The credit is not subject to limitation if subsidized energy financing or private activity bonds are used to construct the facility. The Bill also (a) makes the qualified progress expenditures rules available with respect to the credit, and (b) provides a definition of the “eligible property” for purposes of the credit (essentially tangible personal property or other tangible property that is “necessary” for the production of the qualifying equipment).  

This tax credit is subject to a certification and allocation process similar to the investment tax credit programs for certain advanced coal-based generation projects and certain gasification projects under Sections 48A and 48B of the Code. In determining which project to certify, the Secretary shall (a) take into account only those projects where there is a reasonable expectation of commercial viability, and (b) take into consideration which projects (i) will provide the greatest domestic job creation (both direct and indirect) during the credit period, (ii) will provide the greatest net impact in avoiding or reducing air pollutants or anthropogenic emissions of greenhouse gases, (iii) have the greatest potential for technological innovation and commercial employment, (iv) have the lowest levelized cost of generated or stored energy, or of measured reduction in energy consumption or greenhouse gas emission (based on costs of the full supply chain), and (v) have the shortest project time from certification to completion. In addition, the program provides for (a) a review, redistribution and reallocation of credits if certifications for certain projects are revoked, and (b) public disclosure of the successful applicants and the amount of credit received by the applicant.  
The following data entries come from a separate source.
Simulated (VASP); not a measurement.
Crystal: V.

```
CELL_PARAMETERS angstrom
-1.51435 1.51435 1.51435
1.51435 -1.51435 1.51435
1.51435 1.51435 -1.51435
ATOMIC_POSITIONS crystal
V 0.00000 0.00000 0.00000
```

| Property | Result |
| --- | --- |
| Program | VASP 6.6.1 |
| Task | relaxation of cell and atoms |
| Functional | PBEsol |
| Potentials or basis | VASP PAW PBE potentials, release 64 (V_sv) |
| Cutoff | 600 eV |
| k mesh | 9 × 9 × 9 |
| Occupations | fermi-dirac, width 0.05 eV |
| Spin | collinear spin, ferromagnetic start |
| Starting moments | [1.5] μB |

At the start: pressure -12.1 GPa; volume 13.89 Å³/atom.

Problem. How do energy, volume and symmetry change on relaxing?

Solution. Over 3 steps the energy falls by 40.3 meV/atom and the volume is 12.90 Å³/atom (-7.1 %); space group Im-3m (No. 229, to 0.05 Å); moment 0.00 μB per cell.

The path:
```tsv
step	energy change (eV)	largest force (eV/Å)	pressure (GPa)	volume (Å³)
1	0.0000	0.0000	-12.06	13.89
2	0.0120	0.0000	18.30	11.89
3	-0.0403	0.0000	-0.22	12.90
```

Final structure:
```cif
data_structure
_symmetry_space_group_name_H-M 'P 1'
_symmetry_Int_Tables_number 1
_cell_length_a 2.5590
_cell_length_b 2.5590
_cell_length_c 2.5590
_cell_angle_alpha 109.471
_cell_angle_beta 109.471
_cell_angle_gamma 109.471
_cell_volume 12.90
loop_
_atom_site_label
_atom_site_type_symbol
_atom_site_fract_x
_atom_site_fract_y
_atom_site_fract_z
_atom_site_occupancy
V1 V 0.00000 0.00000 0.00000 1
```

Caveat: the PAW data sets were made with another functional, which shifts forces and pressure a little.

The Secretary of Treasury is authorized to allocate up to $2.3 billion in such tax credits (increased from $2 billion in the prior Senate versions), and must establish the certification program within 180 days of enactment of the bill.  

Section 45Q  

The Bill modifies the Section 45Q tax credit for carbon dioxide sequestration to require that carbon dioxide used as a tertiary injectant be disposed of by the taxpayer in secure geological storage in order to qualify for the $10/metric ton tax credit. In addition, Section 45Q is amended to (a) clarify that secure geological storage also includes oil and gas reservoirs, and (b) that the Secretary of Energy and Secretary of the Interior will also be consulted in connection with regulations for determining adequate security measures for the geological storage of carbon dioxide. The provision is effective for carbon dioxide captured after the date of enactment.